It was with fascination and amusement that I chanced upon a post on Facebook that talked about August 4th, a day designated as the International Day for Single Working Women. My first reaction was ‘What! There is a day dedicated to me- a Single woman?! Am I even a thing?”
Needless to say, I was curious. A part of me was happy. And of course, it led to further probing on “Dr.Google”, which brought up the fact that it was not just a day, but an entire week dedicated to us, between August 3rdto August 11th. As I read through the history and philosophy behind this dedication, I realized that it is not just me, but we as a group face a fair bit of biases of our own.

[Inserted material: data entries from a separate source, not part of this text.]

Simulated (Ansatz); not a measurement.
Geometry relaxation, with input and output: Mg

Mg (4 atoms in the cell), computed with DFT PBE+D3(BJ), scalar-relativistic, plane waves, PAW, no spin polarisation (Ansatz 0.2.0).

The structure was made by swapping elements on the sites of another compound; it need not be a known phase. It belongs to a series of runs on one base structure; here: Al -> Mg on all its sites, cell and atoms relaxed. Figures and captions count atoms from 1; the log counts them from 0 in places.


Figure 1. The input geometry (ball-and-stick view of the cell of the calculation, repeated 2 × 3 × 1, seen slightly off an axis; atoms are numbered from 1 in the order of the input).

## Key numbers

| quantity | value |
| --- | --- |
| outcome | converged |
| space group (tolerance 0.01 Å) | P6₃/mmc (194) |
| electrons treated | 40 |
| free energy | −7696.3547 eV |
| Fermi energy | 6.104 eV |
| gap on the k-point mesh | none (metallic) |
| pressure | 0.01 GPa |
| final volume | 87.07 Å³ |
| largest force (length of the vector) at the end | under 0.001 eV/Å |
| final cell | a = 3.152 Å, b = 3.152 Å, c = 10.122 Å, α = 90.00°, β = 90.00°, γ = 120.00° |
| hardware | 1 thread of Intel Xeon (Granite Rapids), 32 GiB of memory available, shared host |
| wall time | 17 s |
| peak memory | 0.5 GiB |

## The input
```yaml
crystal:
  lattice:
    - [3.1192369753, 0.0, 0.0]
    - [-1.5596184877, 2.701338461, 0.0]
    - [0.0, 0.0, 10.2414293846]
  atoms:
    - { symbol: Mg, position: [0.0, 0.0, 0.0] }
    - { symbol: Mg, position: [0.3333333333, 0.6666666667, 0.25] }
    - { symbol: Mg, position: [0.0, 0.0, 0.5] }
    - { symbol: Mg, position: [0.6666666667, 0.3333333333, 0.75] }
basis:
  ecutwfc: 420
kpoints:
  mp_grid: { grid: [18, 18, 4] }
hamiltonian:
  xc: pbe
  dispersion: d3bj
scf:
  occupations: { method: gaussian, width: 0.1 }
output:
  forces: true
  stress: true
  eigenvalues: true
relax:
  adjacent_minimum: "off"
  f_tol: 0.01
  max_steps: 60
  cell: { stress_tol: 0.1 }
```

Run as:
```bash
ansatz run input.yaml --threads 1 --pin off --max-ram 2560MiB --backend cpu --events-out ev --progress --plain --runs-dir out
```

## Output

And being an inclusion champion, I felt inspired to share some stories and experiences, of single women, including myself, with the intent of bringing it to fore as well as offer some ideas on working through them, from an organization’s perspective. Especially as a recent discussion with a friend, who is also at a decision making level in an organisation, reminded me of the deep-seated mindsets and the urgent need to address it.
We were about ten minutes into what was mostly an ice-breaking small talk to overcome the awkwardness that comes with a 15-year gap and silence by both parties. And that’s when she blurted out the question that obviously was on the top of her mind. “Am really confused, Deepa. Why has an attractive and intelligent woman like you never been noticed by a man? How come no one has proposed to you?”.
Of all the things that she could have asked me, she asked me this! It revealed to me the entrenched patriarchal mindset that has several layers to it- that as a woman, being single was not a matter of my choice but a circumstance caused by not getting a proposal and that I was not living a ‘complete’ life.
This question of marriage follows me everywhere- both in personal and professional space. People may use different words, but the meaning and the curiosity it drives is pretty much the same. It somehow also gives the license to people to advise and ask questions of personal nature.
During the various stages of my career I have been told many things, like I was doing “time-pass” until getting married; I was not considerate towards my parents; that I am being short-term focused and someone even called me weird, for not being in a relationship. At interviews, I have been probed about having a boyfriend and if my single status was in fact a reflection of a stubborn and un-adaptive nature and yes, have also been denied a job on one occasion. The interviewer was certain that career aspirations would fly out the window once the right man comes along. On one occasion, a senior colleague and a friend, took a very proactive step of creating my profile on a marriage web-site much to my chagrin.
The worst conundrum I have found myself in was, once, when my super-boss (during my employment days, of course), expressed ‘concern’. “You should consider getting married quickly. You are pushing the right age. This is the right age to have the first kid, else you will be mid-career when you have it. The wrong time to take a career break.”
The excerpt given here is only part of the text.